From 21 January 2025 to 31 August 2025

 

THE ETERNITY OF NATURE
Else Alfelt (1910-1974)

In the black-and-white photograph, we see a woman stand-ing in a barren and rugged landscape. Smiling and full of anticipation, she gazes towards the sky, arms outstretched as if to embrace the entire universe and take in the world. The woman in the photograph is the artist Else Alfelt, depicted in the untamed nature surrounding the studio she shared with Carl-Henning Pedersen on the windswept North Sea coast of Jutland. She is captured amidst the majestic landscape that serves as the very focal point of her art. Standing there — on the dune, with the sky above her and an endless horizon stretching as far as the eye can see — we perceive the individual human as a tiny and almost unnoticeable piece in the vastness of the universe. This exact concept preoccupies Alfelt and is ever-present in her work, which never places humanity at its center but instead focusses on the different tenors of nature, celestial bodies, and the universe. As a child and young artist, Else Alfelt lives through both World War I and World War II. In a time of upheaval and uncertainty, nature and the universe become, to her, synonymous with something stable in a perpetually changing world.

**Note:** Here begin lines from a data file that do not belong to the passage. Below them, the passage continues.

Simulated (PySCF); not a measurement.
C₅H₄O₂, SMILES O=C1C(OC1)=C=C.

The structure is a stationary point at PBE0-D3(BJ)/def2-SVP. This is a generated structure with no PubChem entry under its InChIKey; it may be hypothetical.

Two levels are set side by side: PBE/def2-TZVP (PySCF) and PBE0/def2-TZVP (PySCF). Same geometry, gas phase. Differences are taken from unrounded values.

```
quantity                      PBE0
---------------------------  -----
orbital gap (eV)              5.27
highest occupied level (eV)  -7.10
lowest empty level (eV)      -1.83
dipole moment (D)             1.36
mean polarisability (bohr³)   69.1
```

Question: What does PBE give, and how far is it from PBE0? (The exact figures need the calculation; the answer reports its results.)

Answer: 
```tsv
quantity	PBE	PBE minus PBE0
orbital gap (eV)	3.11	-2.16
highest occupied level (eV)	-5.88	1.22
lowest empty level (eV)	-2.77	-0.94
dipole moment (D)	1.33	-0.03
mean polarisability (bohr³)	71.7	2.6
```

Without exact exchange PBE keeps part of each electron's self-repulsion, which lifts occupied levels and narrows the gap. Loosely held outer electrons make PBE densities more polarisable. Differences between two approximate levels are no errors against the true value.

Else Alfelt, Bovbjerg, 1961. Photo: Børge Venge

 

THE MOUNTAIN AS AN ARCHETYPE

Else Alfelt used automatic drawing as a basic structure in her early works, which often forms upward-striking peaks in the surface and gives clear reminders of mountains. However, it is not until the beginning of the 1940s that Alfelt herself begins to use the term ‘mountains’. The mountains grew into her art as an archetype, even before she herself named them as such and before she visited the mountains herself. In the archive of Else Alfelt, we find books that particularly interested her. Including an encyclopedia with mountain illustrations, “Images de l’Himmalaya” from 1941, which contains black and white photos of the Himalayan mountains. The worn pages testify that Alfelt diligently studied the mountains, which for decades constituted her most significant fascination and choice of motif. Only in 1943 did she manage to approach the mountains herself when visiting Sweden. This did not diminish her fascination.

 


Else Alfelt: Points reaching for the Sky, 1945

 

FORMATIVE JOURNEY TO THE NORTH

In 1943, Else Alfelt visited Sweden for the first time and was captivated by the magnificent nature she experienced there. With the boarders reopened in 1945, she was again able to travel. She shared her longing to go abroad with many other abstract artists, but where the vast majority of her colleagues headed towards the art metropolis of Paris, Alfelt looked north. Thus in the period 1945-48, she traveled for a total of several months around Swedish and Norwegian Lapland, while se in the summer of 1948 traveled to Iceland for the first time.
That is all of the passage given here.